• Try these comfort foods at 350 calories or less!

    Charleston Shrimp and Grits


    1 tablespoon olive oil

    3 Canadian bacon slices

    1 medium onion, finely chopped

    1 medium green bell pepper, finely chopped

    1 garlic clove, finely chopped

    1/4 cup dry white wine

    1 teaspoon cornstarch

    1/2 cup low-sodium chicken broth

    1/2 cup fat-free half-and-half

    (or use low-fat; optional)

    3/4 pound large shrimp, peeled and deveined

    3/4 cup quick-cooking grits

    Chopped scallions (dark green tops only), for serving


    1. In a large nonstick skillet, heat the oil over medium heat. Add the bacon, onions, and bell peppers and cook, stirring frequently, until the vegetables are softened, 3 to 5 minutes. Add the garlic and cook for 30 seconds. Add the white wine and let it bubble until it is mostly evaporated, about 1 minute.

    2. In a small bowl, combine the cornstarch with 1 tablespoon of the chicken broth and stir until dissolved. Add the remaining broth to the skillet along with the half-and-half and the cornstarch mixture. Bring to a gentle boil and cook, stirring, for 3 minutes, until slightly thickened. Add the shrimp and cook until opaque, about 3 minutes.

    3. Meanwhile, cook the grits according to the package directions.

    4. Serve the shrimp and sauce over the grits, and top with the scallions.

    Mini Savannah Crab Cakes


    8 ounces fresh or canned lump crabmeat, drained if canned

    6 tablespoons dried bread crumbs

    2 tablespoons finely chopped scallions (white and light green parts only)

    2 tablespoons light mayonnaise

    1 jalapeño, seeded and finely chopped

    1 large egg white, lightly beaten

    1 teaspoon Old Bay seasoning

    1 teaspoon Dijon mustard

    1 lemon, cut into wedges, for serving


    1. In a large bowl, stir together the crabmeat, 3 tablespoons of the bread crumbs, the scallions, mayonnaise, jalapeños, egg white, Old Bay, and mustard.
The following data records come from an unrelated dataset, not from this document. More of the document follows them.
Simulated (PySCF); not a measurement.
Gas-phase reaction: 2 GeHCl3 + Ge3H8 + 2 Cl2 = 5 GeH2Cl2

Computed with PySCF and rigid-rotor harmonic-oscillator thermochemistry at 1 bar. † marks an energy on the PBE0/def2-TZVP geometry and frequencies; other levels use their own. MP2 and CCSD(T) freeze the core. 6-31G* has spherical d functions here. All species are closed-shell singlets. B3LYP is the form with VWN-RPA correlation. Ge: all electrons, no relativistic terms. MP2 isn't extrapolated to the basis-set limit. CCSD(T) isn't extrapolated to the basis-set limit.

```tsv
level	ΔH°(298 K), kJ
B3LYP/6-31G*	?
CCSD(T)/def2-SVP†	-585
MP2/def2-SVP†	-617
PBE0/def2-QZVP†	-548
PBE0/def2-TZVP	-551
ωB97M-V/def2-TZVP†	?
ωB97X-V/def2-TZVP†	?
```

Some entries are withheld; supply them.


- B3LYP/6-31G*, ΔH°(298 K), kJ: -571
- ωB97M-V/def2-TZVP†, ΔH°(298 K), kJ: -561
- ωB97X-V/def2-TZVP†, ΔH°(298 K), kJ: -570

    2. Form the mixture into 1½-inch patties. Place the remaining 3 tablespoons bread crumbs in a bowl. Dip each crab cake in the bread crumbs to lightly coat. Spray a skillet gen- erously with cooking spray and place over medium-high heat. Cook the crab cakes in batches, until golden, 2 to 3 minutes per side. To prevent sticking, spray the skillet with more cooking spray between batches.